Toronto Men's Fashion Week (TOMFW) has changed how Canadian men think about fashion. The show has done a lot of things right (especially in promoting new designers) and has turned menswear from an afterthought into something worthy of a seven-day celebration of its own.

But menswear isn't immune to problems facing the rest of the business. The Canadian fashion industry has had a long-standing problem with diversity that it is seemingly unwilling or unable to address. With its marked lack of female designers, TOMFW continues this trend -- but it can do something about it.

To be fair, TOMFW has not locked women designers out entirely. Across three seasons and the one that kicked off this week, TOMFW has presented seven labels that include female founders. Four of them -- including Rani Kim, whose "Rank" show in 2014 deservedly took home Best of Show at the Emerging Men's Designer Awards -- are headed by female designers without a male partner. Three of these seven female-led labels will be featured in the current Fall/Winter 2016 show, a record for a single TOMFW.

Sons of Odin design team Zakariah (L) and Char (R) at TOMFW

Historically, female designers have been behind about one in six of all collections presented at TOMFW. This may sound like a fair ratio for a menswear show (undoubtedly there exist some with no female representation at all), but I assure you that it is not. Women have as much business being at a men's fashion week as male designers do at womenswear shows around the world -- that is, a lot.

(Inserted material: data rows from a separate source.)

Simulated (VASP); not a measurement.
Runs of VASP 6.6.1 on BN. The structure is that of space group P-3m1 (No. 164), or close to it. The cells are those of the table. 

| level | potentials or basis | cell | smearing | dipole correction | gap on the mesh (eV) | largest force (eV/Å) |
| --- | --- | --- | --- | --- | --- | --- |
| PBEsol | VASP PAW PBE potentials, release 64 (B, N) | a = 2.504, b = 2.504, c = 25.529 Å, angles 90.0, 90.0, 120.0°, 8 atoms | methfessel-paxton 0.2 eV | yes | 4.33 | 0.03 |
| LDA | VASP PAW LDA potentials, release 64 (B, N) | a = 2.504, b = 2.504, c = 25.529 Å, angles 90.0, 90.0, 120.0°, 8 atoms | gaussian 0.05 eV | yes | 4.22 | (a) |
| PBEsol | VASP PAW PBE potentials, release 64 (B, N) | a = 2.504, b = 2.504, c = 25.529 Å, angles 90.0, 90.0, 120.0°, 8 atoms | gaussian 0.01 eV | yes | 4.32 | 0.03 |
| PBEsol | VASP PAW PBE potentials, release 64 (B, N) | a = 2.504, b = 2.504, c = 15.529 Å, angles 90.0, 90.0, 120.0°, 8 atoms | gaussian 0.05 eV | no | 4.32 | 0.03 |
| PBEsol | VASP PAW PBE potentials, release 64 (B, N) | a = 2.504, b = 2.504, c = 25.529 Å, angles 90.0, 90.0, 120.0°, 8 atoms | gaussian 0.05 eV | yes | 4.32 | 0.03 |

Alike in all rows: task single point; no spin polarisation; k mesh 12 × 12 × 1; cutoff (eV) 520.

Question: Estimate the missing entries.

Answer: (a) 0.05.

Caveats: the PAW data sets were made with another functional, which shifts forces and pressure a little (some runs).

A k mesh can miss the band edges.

Just try finding an international fashion week without men's names figuring prominently into the headlining womenswear collections in some way. Could you imagine kicking off the latest season in New York without Ralph Lauren, Michael Kors, or Mark Badgley and James Mischka; starting Paris sans Louis Vuitton, Jean Paul Gaultier and Valentino?

Probably not. At male-dominated fashion weeks around the world, men might take a bow at the conclusion of around half or more of all womenswear presentations. If this roughly 50/50 split is business as usual, then why is it so easy to picture a men's fashion week without female designers lending their creativity to the mix, particularly one like TOMFW with its international ambitions?

If you think it's because there simply aren't enough Canadian women designing clothes men are interested in wearing, think again. Canada's commercial successes include Kit and Ace founder (and Lululemon co-founder) Shannon Wilson; New York's resident Vancouver transplant Dana Lee; the gals behind unisex brand Muttonhead (Paige Greene and sisters Meg and Mel Sinclair); and, going way back, Tristan co-founder Denise Deslauriers.

TOMFW has a responsibility to address its lack of female designers -- indeed, the sore lack of diversity in general -- both on its runway and backstage.

It would be safe to bet that there will be even more budding female designers soon following in their footsteps, all eager to vie for a piece of a burgeoning Canadian men's apparel industry forecast to be worth $8.4 billion by 2017.

TOMFW says it represents "the new millennial man who is unashamed about loving fashion and dressing for success." Judging by the show's track record, however, it seems the show gears itself more toward a stereotypical male audience -- the kind, I suppose, that may balk at unisex designs hitting the runway or potentially feel put off by a woman's name inside their favourite suit.

There are other ways of reaching the kind of safe, returning audience a fashion week needs to ensure long-term economic success, and it doesn't involve controversially cancelling and reinstating androgynous designers for allegedly being "too feminine" or largely eliminating female talent from the roster.

Shannon (L) and stepson JJ Wilson (R) at the launch of Kit & Ace Queen St.

That's because the new millennial men who do line up for this show, season after season, simply aren't stuck in the masculine mindset of yesteryear. Men who are unashamedly interested in fashion aren't afraid of femininity.

They represent many gender identities, numerous body types and myriad cultures. Some consider themselves manly, some consider themselves feminine, some neither at all. This diverse group of men doesn't just like to see female designers on the runway, it expects it.

TOMFW has a responsibility to address its lack of female designers -- indeed, the sore lack of diversity in general -- both on its runway and backstage. Admittedly, this shortfall is a byproduct of a much greater problem facing fashion at large.

Though one menswear fashion week can't be expected to fix an issue as big and complex as the industry itself, what TOMFW can do is lead by example and take its own show a small first step in the right direction by bringing more female designers to its stage.

TOMFW revolutionized Canadian menswear once. I'd like to see its organizers do that again, and this time bring the rest of the world along for the ride.